Music and Meaning (6): ‘The Lotus-Eaters’ as ‘A Tale of Little Meaning’


You can see a painting of the mythical land of the Lotus-eaters here: http://www.bjartur.is/SkuggaBaldur/lotoseaters.jpg

The artist, Robert Duncanson (1821-1872), was American - the son of a Canadian father and an African-American mother. During the Civil War he went to Canada, and then to England, where he exhibited this painting to much acclaim.

Tennyson's poem 'The Lotus-Eaters' is split into two parts: five initial stanzas which tell the story of some mariners that battle against the sea, then arrive on an island which turns out to be inhabited by many 'mild-eyed melancholy Lotus-eaters'; then the mariners themselves sing eight further stanzas of ' song', having contemplated returning to their Fatherland and decided to 'no longer roam'

As the enchanted mariners begin to taste the fruits of the Lotus-island, the omniscient narrator of the opening stanzas remarks that 'the gushing of the wave' begins to seem like it is 'mourn[ing]' and raving 'on alien shores' and the voices of their fellow mariners begin to sound 'thin, like voices from the grave'; finally, 'music in his ears his beating heart did make'. Remembering the importance for Tennyson of sociability, of avoiding stasis, and of the human voice, think about what he might be suggesting about both mankind and music in this opening stanza of the sailors' song:

There is sweet music here that softer falls
Than petals from blown roses on the grass,
Or night-dews on still waters between walls
Of shadowy granite, in a gleaming pass;
Music that gentlier on the spirit lies,
Than tir'd eyelids upon tir'd eyes;
Music that brings sweet sleep down from blissful skies.
Here are cool mosses deep,
And thro' the moss the ivies creep,
And in the stream the long-leaved flowers weep,
And from the craggy ledge the poppy hangs in sleep.

These eleven lines present a sustained attempt to express the nature of 'sweet music': its fall is 'softer' than a petal's; it lies 'gentlier on the spirit' than tired eyelids on tired eyes; 'sweet sleep [is brought] down from blissful skies' when one listens to 'sweet music'. The last four lines have both similarities and differences with one another.

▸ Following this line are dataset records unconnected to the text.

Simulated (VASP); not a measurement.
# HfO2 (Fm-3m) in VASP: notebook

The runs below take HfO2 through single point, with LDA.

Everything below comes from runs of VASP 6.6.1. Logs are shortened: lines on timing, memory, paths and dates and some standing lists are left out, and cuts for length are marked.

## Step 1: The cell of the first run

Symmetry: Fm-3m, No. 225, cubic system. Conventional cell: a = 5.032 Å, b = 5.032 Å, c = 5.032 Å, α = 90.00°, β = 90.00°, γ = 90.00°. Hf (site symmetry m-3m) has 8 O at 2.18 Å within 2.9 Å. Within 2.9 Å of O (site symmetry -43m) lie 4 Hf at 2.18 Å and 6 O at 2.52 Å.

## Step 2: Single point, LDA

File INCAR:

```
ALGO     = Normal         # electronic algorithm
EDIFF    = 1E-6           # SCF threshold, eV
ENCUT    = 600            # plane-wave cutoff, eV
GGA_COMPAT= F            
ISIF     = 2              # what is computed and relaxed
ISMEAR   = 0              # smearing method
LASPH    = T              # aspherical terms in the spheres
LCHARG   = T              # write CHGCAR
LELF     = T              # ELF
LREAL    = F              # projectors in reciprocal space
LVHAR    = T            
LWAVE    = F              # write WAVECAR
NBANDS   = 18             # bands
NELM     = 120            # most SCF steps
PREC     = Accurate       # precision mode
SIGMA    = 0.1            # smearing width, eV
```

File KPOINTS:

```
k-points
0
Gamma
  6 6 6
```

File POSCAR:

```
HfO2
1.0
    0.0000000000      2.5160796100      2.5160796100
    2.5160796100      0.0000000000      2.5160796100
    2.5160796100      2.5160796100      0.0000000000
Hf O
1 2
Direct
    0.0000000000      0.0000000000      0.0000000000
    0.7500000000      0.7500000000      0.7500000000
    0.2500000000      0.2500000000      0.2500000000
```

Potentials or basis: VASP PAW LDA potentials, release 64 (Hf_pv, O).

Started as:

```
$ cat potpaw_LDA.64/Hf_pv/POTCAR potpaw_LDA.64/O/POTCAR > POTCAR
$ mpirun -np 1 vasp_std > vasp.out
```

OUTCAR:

They are similar because they all rhyme: the final words in each line are 'deep', 'creep', 'weep' and 'sleep'. Given that music has already been said to be sleep-inducing in the earlier lines, perhaps we already start to think about the word 'sleep' as soon as we encounter the word 'deep'; if so, perhaps expectation that we will encounter this word increases as we first go on to encounter further words that rhyme with it, 'creep' and 'weep', at the ends of the next two lines. Maybe then when we do at last arrive at the word we have been thinking about and expecting to arrive at, this too - like falling music - lies gentler on the spirit 'than tir'd eyelids upon tir'd eyes'? We are expecting the word sleep to come and so it soothes us when it does arrive. However, each line is longer than the previous one: the first line has five stresses, the second seven stresses, the third nine, and the fourth has eleven. Here each line is two stresses longer than the last, whereas each of the lines that precede them have, uniformly, nine stresses. What do you think is happening here? What do you think Tennyson is attempting to achieve through the form of this poem?

Perhaps after describing the condition of music in the opening lines of this poem, Tennyson attempts to dramatise this condition in the final four? As soon as we read the word 'here', it is as if we are there (in the land of the Lotus-eaters) ourselves, and we are immediately disoriented by the fact that this line is so much shorter than we are expecting (five stresses in stead of nine). In much the same way as we saw might be the case regarding our anticipation of the word 'sleep', here we might start anticipating a return to the nine-stress line, especially after the encounter of a seven-stress after the short, five-stress line points us in this direction. What actually happens, of course, is that we are given the nine-stress line we've been expecting but then also a further eleven-stress line, which ends in the soothing word 'sleep', on top of this.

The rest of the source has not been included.